December 22, 2024

The Moving Averages in Forex

2 min read

The Moving Averages in Forex

The Moving Averages are a type of trend indicators. They show the average price of an instrument over a certain period of time. When calculating the Moving Average, there is carried out a mathematical averaging of the currency pair price during a given period. As the price changes, its moving average also increases or decreases.

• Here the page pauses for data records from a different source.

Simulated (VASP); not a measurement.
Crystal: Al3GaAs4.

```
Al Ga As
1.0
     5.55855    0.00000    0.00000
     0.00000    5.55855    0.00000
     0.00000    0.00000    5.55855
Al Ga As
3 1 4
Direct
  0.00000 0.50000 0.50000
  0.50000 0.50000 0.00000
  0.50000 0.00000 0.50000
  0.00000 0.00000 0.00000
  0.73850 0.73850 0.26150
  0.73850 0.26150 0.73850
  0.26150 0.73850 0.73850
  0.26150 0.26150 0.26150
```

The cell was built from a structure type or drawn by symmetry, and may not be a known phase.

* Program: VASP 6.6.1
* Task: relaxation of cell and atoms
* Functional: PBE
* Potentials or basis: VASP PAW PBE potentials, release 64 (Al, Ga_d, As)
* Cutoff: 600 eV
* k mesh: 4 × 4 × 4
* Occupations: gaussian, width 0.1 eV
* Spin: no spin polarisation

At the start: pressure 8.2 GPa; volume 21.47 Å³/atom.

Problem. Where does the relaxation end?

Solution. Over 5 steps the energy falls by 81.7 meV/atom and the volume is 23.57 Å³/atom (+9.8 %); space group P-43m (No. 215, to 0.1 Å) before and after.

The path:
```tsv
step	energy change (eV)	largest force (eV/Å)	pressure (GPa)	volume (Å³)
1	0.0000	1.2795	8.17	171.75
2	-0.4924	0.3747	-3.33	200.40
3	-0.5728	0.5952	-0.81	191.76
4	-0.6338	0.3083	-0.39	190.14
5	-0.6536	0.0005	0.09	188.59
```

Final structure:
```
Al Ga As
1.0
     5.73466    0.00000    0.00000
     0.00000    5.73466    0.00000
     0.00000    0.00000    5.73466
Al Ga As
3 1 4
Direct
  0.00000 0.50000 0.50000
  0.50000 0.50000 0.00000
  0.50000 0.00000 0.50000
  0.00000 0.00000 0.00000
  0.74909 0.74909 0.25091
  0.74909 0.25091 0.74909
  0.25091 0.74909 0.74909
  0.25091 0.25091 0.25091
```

Here is an example of a Moving Average with the period 14 (the red line):

chart in forex

If you know how to read the Moving Average (MA) signals, you can easily predict the future price behavior. When using this technical indicator, traders should keep in mind that:

– The greater the period of the moving average, the less sensitive the MA will get to changes in price action;
– Moving average with a very small period will generate a lot of false signals – it will just go after the price);
– Moving Average with a very large period is constantly delayed – it reacts too slowly;
– When there is a sideways trend, it is necessary to use moving averages with higher period.

There are 4 types of moving averages:

• Simple Moving Average (SMA) – the simple moving average is calculated by adding up the closing prices of the currency pair over a certain number of time periods (like 34 hours) and then dividing the sum by the number of periods.
• Exponential Moving Average (EMA) – the exponential moving average is calculated by adding to the previous value of the simple moving average (discussed above) a certain share of the recent close price. When using an exponential moving average, the recent prices have a bigger impact.
• Smoothed Moving Average (SMMA) – the smoothed moving average is calculated on the basis of a simple moving average, but it is more resistant to price fluctuations.
• Linear Weighted Moving Average (LWMA) – when the linear weighted moving average is calculated, the latest data receives a greater weight, while the earlier data have less relevance.

Weighted moving average is calculated by multiplying the close prices within the considered series, by a certain weight coefficient.

In the analysis of the chart, moving averages can form 2 main signals:

– The point of intersection of the moving average with the price action generates a Buy signal if the price crosses the moving average upwards and a Sell signal if the price crosses the moving average downwards.
– The general direction of the moving average indicates the current trend at the moment, so opening a position is recommended only in the direction of the current trend.